OK you got me. I'm in the process of setting up my computer as dual boot. In the past few weeks Ive read quite a bit about linux, about switching from windows and listened to few podcasts. I cant wait to try a bunch of distros

There are a few questions that I couldnt find an answer for in online guides, prolly cos they seem obvious to people who've been using linux and theyre bit silly. Also I have a few concerns re hardware compatibility cos Im using old machine.

ram question...

My desktop is 5-6 years old technology. Still looks like linux distros dont need much. Thinking of going with ubuntu 9.04 first. My ram is only 256 mb, but Im well over the other requirements.

Will the live cd run at 256mb? Ubuntu site says it needs 384mb, but does that mean it wont run at all below 384mb it or it will just run bad?

Also the 384mb that ubuntu needs to run compiz effects, what does that mean? Does it mean it will eat up 384mb so if you wanna run other programs and games you'll need 384mb + what the game needs? Or is it just an estimate of how much it needs to run properly with games/programs included in there...

How much does ubuntu 9.04 use without running any programs, when it starts up?

I'll prolly end up getting more RAM if I can get linux distros to work on my hardware.

graphic card question...

I have one of the dreaded ati cards unfortunately and its as old as the system, 5-6 years. Having listened to few podcasts, thing that stuck me was when one of the linux outlaws guys burned his ati card by installing drivers from the ati site itself lol.

How can I avoid that? What are the chances of that happening? Is there risk if I just use ubuntu's cd? That cd comes with ready drivers in it...are those more stable then the crap ati writes?

The fact the card is old, is that plus cos drivers for it have been around a while or minus cos well....its old and weak?

Because the machine is this old, if I lose any important part like the cpu or the graphic card Im better off buying new computer then buying parts for the old. Unfortunately I'm not in a position to afford a new pc at this stage, hence my paranoia about this.

fan question

Ive got this persistent problem with the fan, dont know if its cos the machine is old or smth else. Whenever I start it up, I hear this loud sound or about 10-20 secs. Like the fan is working franatically or smth. It seems to happen when I turn the computer off for like hour or smth. If I just turn it off and then on again in few mins It usually doesnt happen.

I monitor the fan and it seems to run pretty stable after those first 20 secs.

During heavy gaming (or buggy games i dont know which) times when the cpu maxes out at 100 or close to it, I see the fan has increased its speed somewhat to counter the heat.

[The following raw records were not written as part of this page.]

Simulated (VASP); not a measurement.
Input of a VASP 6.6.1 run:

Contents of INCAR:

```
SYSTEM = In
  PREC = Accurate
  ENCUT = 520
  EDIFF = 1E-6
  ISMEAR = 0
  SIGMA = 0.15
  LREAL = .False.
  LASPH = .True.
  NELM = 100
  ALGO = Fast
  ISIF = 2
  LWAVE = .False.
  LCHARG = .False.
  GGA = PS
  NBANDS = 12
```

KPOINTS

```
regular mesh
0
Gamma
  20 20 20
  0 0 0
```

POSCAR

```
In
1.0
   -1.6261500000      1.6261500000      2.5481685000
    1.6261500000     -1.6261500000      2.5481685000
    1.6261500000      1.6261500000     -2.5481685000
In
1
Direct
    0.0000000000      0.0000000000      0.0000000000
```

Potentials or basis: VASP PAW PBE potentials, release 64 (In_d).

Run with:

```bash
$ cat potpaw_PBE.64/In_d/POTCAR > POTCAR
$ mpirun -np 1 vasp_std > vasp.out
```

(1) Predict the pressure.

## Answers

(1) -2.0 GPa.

I use a program that monitors its speed but I havent configured it change up/down the RPMs. What changes the RPMs? Is it Windows or smth pre-configured on on the motherboard? If its the windows that controls this, does linux have smth similar to control the fan? Do I have to install drivers to get this function to work on linux?

Basically will it be ok to try out few distros with this fan problem or maybe it could escalate the problem and burn up elements in the computer? If smth goes wrong with linux and it doesnt work properly how long will I have before the system burns up lol

That should be all. I'll write more if I can think of smth. Thanks for the help in advance.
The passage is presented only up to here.